Joel Courtney: 'Jesus Revolution' is a fun movie about grace, forgiveness
From "UPI" : "Joel Courtney: 'Jesus Revolution' is a fun movie about grace, forgiveness"
NEW YORK, Feb. 24 (UPI) -- The Kissing Booth, Sick and Super 8 actor Joel Courtney says his new, faith-based film, Jesus Revolution, offers two simple, but essential, messages: Be kind to others and give people who are different from you a chance.
"It's a story of grace and of love and forgiveness. Greg is taken out of this world of drugs and he's saved," the 27-year-old actor -- who plays real-life, artist-turned-minister Greg Laurie -- told UPI in a recent Zoom interview.

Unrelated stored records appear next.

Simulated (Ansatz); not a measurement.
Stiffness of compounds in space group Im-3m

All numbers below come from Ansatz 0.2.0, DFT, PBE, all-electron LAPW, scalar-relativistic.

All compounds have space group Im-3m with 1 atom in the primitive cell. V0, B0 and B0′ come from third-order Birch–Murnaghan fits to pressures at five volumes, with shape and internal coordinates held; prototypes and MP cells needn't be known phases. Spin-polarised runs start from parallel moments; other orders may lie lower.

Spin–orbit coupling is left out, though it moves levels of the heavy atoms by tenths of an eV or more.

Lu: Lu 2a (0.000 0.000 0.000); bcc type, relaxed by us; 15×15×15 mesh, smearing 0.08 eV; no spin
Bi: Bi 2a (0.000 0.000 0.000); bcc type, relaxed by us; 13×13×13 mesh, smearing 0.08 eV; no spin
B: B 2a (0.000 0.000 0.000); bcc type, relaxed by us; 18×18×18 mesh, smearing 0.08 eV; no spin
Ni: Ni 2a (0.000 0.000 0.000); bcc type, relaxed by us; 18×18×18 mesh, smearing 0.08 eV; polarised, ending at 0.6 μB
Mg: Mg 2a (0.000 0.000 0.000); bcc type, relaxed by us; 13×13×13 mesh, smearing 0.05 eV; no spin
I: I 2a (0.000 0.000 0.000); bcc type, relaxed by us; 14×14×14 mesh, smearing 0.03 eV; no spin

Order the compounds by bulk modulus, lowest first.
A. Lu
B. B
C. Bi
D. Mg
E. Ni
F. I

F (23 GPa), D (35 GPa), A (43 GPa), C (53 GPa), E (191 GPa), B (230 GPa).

Emphasizing how it is just as important to accept mercy from others as it is to extend it, Courtney said he hopes Jesus Revolution, which opens in theaters Friday, gets viewers talking because "there are too many people nowadays just judging others immediately and not having a conversation."
Set in 1970s California, the film follows Greg, an aspiring filmmaker and comic book illustrator looking for meaning and purpose when he meets street preacher Lonnie Frisbee (Jonathan Roumie) and Pastor Chuck Smith (Kelsey Grammer), the leaders of an enormous, enthusiastic Christian revival movement for hippies seeking fulfillment through faith, not protests or drugs.
Kimberly Williams-Paisley plays Greg's troubled mother, Charlene, and Anna Grace Warlow plays his girlfriend and eventual wife, Cathe.
"Greg is a real guy, a lost soul in this era when there were so many lost people who were just searching, doing what they needed to do to be seen, to really be present -- tuning in, turning on and dropping out, trying to do whatever they could do to feel like they mattered," Courtney said.
"It turns out LSD and these drugs can be incredibly harmful to your system and corrosive to your soul."
Courtney described the real Greg, who is now 70 and has been a church pastor for decades, as a "great guy," who was supportive and generous with his time when the actor approached him to discuss the nuances of his life story.
"What a gold mine of insight into the character that I'm playing is the man himself," the actor said.
"It was a little nerve-wracking the first couple of days when he was on set and I was playing him. [I wondered,'] 'What does he think?' But he was so encouraging, that totally evaporated," Courtney said.
"He was saying he felt like he was being transported back to his childhood in the 1970s because of how good [the film] was turning out."
The role required the actor to explore the depths of despair, the peaks of joy and just about every other human feeling in between.
"The emotional journey on this was so tantalizing. When I was reading the script at first, I thought, 'This is going to be fun,'" Courtney recalled. "We really wanted it to be as natural and real as possible."
Although Greg's introduction to Christianity happens after the mesmerizing, but egotistical, Lonnie comes to his aid after a drug-fueled, near-death experience, Greg more closely aligned with Chuck's less-ostentatious style of ministry and followed in his footsteps after Lonnie burned out and hit the road.
"Lonnie had this relationship with the Holy Spirit in a profound and daunting way. He had this power of healing in which people have these testimonies where they truly had no hearing in their ear and they had hearing after he blessed them and prayed over them," Courtney said.
Numerous former drug addicts also insisted that they were miraculously relieved of their cravings after meeting Lonnie.
"The way that Chuck really structured his ministry as a pastor was scriptural from the pulpit, theological, almost heady, as opposed to leading from the heart, which was Lonnie's style," Courtney said.
"Greg sought the balance of both. He got some of that scriptural cornerstone foundation from Chuck, where it is the Gospel first, but he has a powerful way of speaking similar to Lonnie. I almost want to say he is the perfect middle ground of the two of them."
The actor said the title of his movie might scare some moviegoers away, but he expects others will check it out and find themselves pleasantly surprised by an entertaining, uplifting story.
"The way that you get audiences that you wouldn't otherwise get is you make a high-quality movie, and 'Oh, you know what? It also talks about faith,'" he said.
"I think there are going to be a lot of people who are going to be curious more than anything and excited to maybe just go to the theater, see a fun movie and then have a profound conversation afterward about it."